09 Jul Interior Designers, Are You Charging the Right Way for Your Business?
Heron has calculated that—on any project—her overall profit has to be a minimum of 42% of the budget to be profitable, a number that’s “hard to make when there is only so much time in a day-week-month and you have a cap on what you can physically bill out.” Not a fan of hourly billing (“I’ve lost years of my life to recording and totaling up hourly billing”), she says that “with a fee structure based on a percentage, I’m always covered.”
Hourly-rate pricing
Opponents of the flat-fee model argue that there are too many unpredictable variables in a design project (see: indecisive clients, timeline delays, the list goes on…) to be fully covered by a flat fee. “Unless you have an ironclad contract on the amount of changes the client can make, and there is an additional charge for delays by the client or other involved parties, hourly is best,” says Meredith Xavier, principal and founder The Ligné Group, an LA-based business advisory firm. “Hourly plus a mark-p on products and services is still the predominant charging structure that I am seeing.”
When Kim Annick Mitchell founded her Westchester, New York–based practice in 2012, she charged a set fee instead of hourly. Soon it was clear that model was not going to build her a profitable design business. “I do not feel one can run a business this way unless the furnishings budgets are extremely high-end,” says Mitchell. “Even if I provided parameters for these set fees, there would be situations that would not be covered [in] that cost time, in addition to the uncomfortable discussions with clients where I would need to advise that I needed to start to charge hourly.”
In short, the nuances of the client-driven industry were getting in the way of profits: “Time-billing makes sense to decisive decision-makers and helps cover our time with those who go back and forth with decisions or change their minds often.” Now, Mitchell charges hourly with a principal designer rate and design associate rate for her team. “As my experience has increased, so have my rates,” she says. “I also charge a set procurement management fee that is a percentage of the trade net cost.”
How you communicate these fees matters too, says Mitchell. “I never refer to [this charging] as a markup, nor should the rest of our industry, as this does not represent all we do for the service of procurement,” she says. “A ‘markup’ is a devaluing term, like we are getting something for nothing. As designers we design, and we also provide a service so that the client is able to be hands-off, carefree while we work in the background for a successful implementation of the design.”

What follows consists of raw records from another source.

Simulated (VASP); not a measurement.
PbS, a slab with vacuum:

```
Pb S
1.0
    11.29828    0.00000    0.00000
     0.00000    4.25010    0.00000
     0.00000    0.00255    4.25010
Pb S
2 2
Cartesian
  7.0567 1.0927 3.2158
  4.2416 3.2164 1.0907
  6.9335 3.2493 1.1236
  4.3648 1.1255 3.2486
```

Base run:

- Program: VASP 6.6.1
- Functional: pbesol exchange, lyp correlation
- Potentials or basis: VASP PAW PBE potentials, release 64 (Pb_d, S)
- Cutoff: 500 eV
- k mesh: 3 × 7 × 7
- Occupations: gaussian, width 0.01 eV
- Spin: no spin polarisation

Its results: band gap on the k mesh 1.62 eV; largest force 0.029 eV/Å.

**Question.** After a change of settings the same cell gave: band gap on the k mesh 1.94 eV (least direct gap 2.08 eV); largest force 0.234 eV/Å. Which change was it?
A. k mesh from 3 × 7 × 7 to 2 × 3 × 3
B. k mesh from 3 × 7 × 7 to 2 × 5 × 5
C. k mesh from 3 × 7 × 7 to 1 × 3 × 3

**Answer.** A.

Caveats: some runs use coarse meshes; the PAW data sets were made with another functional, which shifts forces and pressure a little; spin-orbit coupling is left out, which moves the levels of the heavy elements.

But back to Mitchell’s experience-based pricing. As Xavier puts it, this “tiered pricing structure for an hourly rate, depending on the service and level of staff member working on the project,” is among the most popular and often-successful approaches she sees in the industry today. But she acknowledges that there’s no one-size-fits-all solution when it comes to a charging structure, as it very much depends on the client and scope of the project.
“If it’s purely furnitures, fixtures, and equipment and there is a clear scope of work, then you can charge a flat fee and take a percentage—25% to 30%—of that project fee,” she says. “For more involved ground-up projects or remodels where there are infinite variables, tiered hourly pricing is best. You can make an estimate on the total number of hours required and total project length, and then give the client a monthly retainer that the hours draw from.”
One size doesn’t fit all, Low agrees. “There’s no such thing as a charging strategy that’s going to work for everybody.” But, as he adds, “It’s about finding the one that’s going to work to be reflective of who you are and what matters to you.”